Manisha Chiman, the executive head: liability underwriting at SHA Risk Specialists, said personal injury claims were increasing in severity with each passing year.

“Looking at SHA’s own statistics, the average intimated values for personal injury (slip-and-trip) claims have risen from R172600 to R270690 between 2016 and 2018. This essentially means that the value of claims by individuals who sustained injuries on an insured’s property, grew by over 56percent in a space of two years.”

Chiman said one of the main reasons for this rising litigation risk was that the public has become more aware of their rights in personal injury cases.

“In addition, claims for pain and suffering are becoming progressively larger and are often inflated, while claims for future loss of earnings tend to be exaggerated.”

However, where claims were obviously inflated and likely to be dismissed or greatly reduced, businesses could still face crippling monetary losses.

“From what we have seen, the cost of adequate legal defence has gone up by between 8 percent and 10 percent annually in recent years. When considering the inflationary effect that legal costs have on liability cases that routinely take three to five years to reach settlement, this represents a potentially catastrophic monetary loss for the uninsured business.”

Chiman said another area of concern was the role of litigation funders and attorneys in driving these claims.

“The average South African consumer cannot afford the costs associated with pursuing a claim in court, especially against large corporations. However, recent years have witnessed a major increase in the popularity of litigation funders.”

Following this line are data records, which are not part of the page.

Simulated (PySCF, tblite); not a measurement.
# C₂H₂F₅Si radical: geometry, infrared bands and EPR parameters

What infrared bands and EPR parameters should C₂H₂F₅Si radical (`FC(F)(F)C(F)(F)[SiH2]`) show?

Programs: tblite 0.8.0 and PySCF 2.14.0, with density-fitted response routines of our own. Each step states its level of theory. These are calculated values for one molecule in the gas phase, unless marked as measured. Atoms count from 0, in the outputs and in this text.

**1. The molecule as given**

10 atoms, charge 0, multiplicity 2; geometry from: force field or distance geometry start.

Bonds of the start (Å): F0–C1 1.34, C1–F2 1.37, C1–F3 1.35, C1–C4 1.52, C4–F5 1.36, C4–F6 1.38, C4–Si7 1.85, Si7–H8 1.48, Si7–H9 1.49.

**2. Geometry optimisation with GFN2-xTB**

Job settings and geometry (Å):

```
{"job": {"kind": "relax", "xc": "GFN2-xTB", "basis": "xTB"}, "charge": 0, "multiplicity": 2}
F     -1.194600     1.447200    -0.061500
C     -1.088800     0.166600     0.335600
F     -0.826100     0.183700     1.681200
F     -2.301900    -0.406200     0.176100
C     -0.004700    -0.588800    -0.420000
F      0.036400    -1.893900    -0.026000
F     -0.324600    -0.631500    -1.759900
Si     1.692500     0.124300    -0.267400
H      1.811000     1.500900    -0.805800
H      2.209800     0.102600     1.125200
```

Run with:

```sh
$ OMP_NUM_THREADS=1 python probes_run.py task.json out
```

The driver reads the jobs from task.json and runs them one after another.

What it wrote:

She said individuals paid a premium to these entities in return for the promise that they would fund the costs of legal representation, in the event that the policyholder requires it. “The concept may appear to be advantageous for all the parties involved: the insurer, insured and the legal representative.

"However, drawing out the litigation process often means that the legal representative has an opportunity to rack up more fees. In some cases, unscrupulous legal representatives play on the fact that most plaintiffs are lay people who have little to no knowledge of the onus that needs to be discharged in a civil claim for liability to attach to the defendant.”

Consequently, drawn-out litigation where the plaintiff’s claim is not valid in law, often results in the court handing down a costs order in favour of the defendant. Chiman warned that plaintiffs need to become more aware of the fact that property owners were not necessarily liable for each and every incident of injury or damage to property by virtue of the fact that an incident occurred on their premises.

These trends were likely to continue, which was why businesses must ensure that their broadform liability insurance policies, reporting procedures and their risk management measures were in place and up to date.